It's 3.30 in the morning, and 4°C outside, and down in the square a woman has been howling at her demons for over an hour. Some brave souls have tried to calm her down - if you're in trouble here, someone will always try to help - but she's afraid of them too. Ayuda! Policia!
Some police officers ran into the square, but they don't know what to do, because no-one's actually doing anything criminal, nor is anyone hurt. She's just terrified by whatever's in her head, and until or unless she attacks someone in her frenzy, or trips over one of her rolling empty bottles and falls through the cafe window, there's nothing to be done. The downside of Madrid’s streetlife.

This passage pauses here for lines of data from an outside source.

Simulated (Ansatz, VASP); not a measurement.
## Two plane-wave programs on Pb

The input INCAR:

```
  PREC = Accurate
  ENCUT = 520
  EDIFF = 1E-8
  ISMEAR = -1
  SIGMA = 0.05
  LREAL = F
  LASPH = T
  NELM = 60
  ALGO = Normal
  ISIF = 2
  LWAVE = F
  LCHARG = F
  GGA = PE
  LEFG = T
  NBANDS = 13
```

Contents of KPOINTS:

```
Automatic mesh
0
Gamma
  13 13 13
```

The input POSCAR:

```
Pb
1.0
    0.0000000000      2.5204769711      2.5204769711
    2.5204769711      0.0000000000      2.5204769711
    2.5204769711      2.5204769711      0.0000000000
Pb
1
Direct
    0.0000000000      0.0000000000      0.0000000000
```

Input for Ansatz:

During our month in the furnished flat off C. de Atocha, we had 24 hour street entertainment right outside our window. The day would start at around 7 a.m. with deliverymen trying to rouse traders by banging on their rolldown metal shutters. If it was the iceman, or the fruit & veg guy, there would be someone to open up at the Chinese supermarkets and bazaar; but if it was the Coca-Cola guy, with supplies for the local bar, he would have to bang long and hard to drag staff from the beds they'd only crawled into about 4 hours earlier. There was one day when it took him 40 minutes to get a response. He didn’t seem to mind that much. In fact he got quite creative: experimenting with pace, rhythm and volume, even jamming briefly with another deliveryman who’d come across to enquire and sympathise. By this time, obviously, I’d given up trying to sleep, given up completely. It’s quite possible that the people at his next port of call had given up on him. Maybe they enjoyed a rare lie-in.
For the next hour or so, a succession of trucks would reverse into the truck-+10cm spaces between the trees. You could tell which drivers were new to this: every now and again you’d see a treetop quiver and lean ever so slightly in one direction, then ease back into position - often with hardly a leaf out of place. It was educational too. While the drivers practised precision-parking, I was reading the sides of their vans and looking up their businesses in my diccionario. (Fontanería: plumbing. Cubitos de hielo: ice cubes.)
Meanwhile, the bank lights would go on, and sleepy people would hurry by or stop for a smoke on their way to or from work.
Next were the dog owners, who came and went through the day, strolling along with their teeny pooches, settling on the stone bench as the mood took them, and chatting with the local homeless people, some of them also dog-owners: that's one thing about this place - you might not have anywhere to live, but you've always got company and somewhere to sit.
Through the morning, shopkeepers and barstaff would roll up their shutters, put on their music, and put out their chairs and tables. Heavy-eyed customers would drift down to the cafés for breakfast, and chatty tourists would take up the other tables as the morning chill gave way to enervating heat. The cheerful homeless guy with the hoarse voice and ponytail would chat to all comers and cadge cigarettes; while the grumpy one with the thick black hair and weathered scarlet face of an alcoholic John the Baptist would stretch out on the pavement outside the Tabac, and, depending on his mood, sleep, shout, or lumber over to the café tables and snarl unintelligibly for a light or a cigarette. At each table, café customers would watch his progress out of the corners of their eyes, handing over the goods with a nervous grin and minimal eye contact if he picked their table, relaxing from studied nonchalance to sheepish relief if he passed them by. Meanwhile, the sparrows hopped about looking for their share. Everyone had his particular patch.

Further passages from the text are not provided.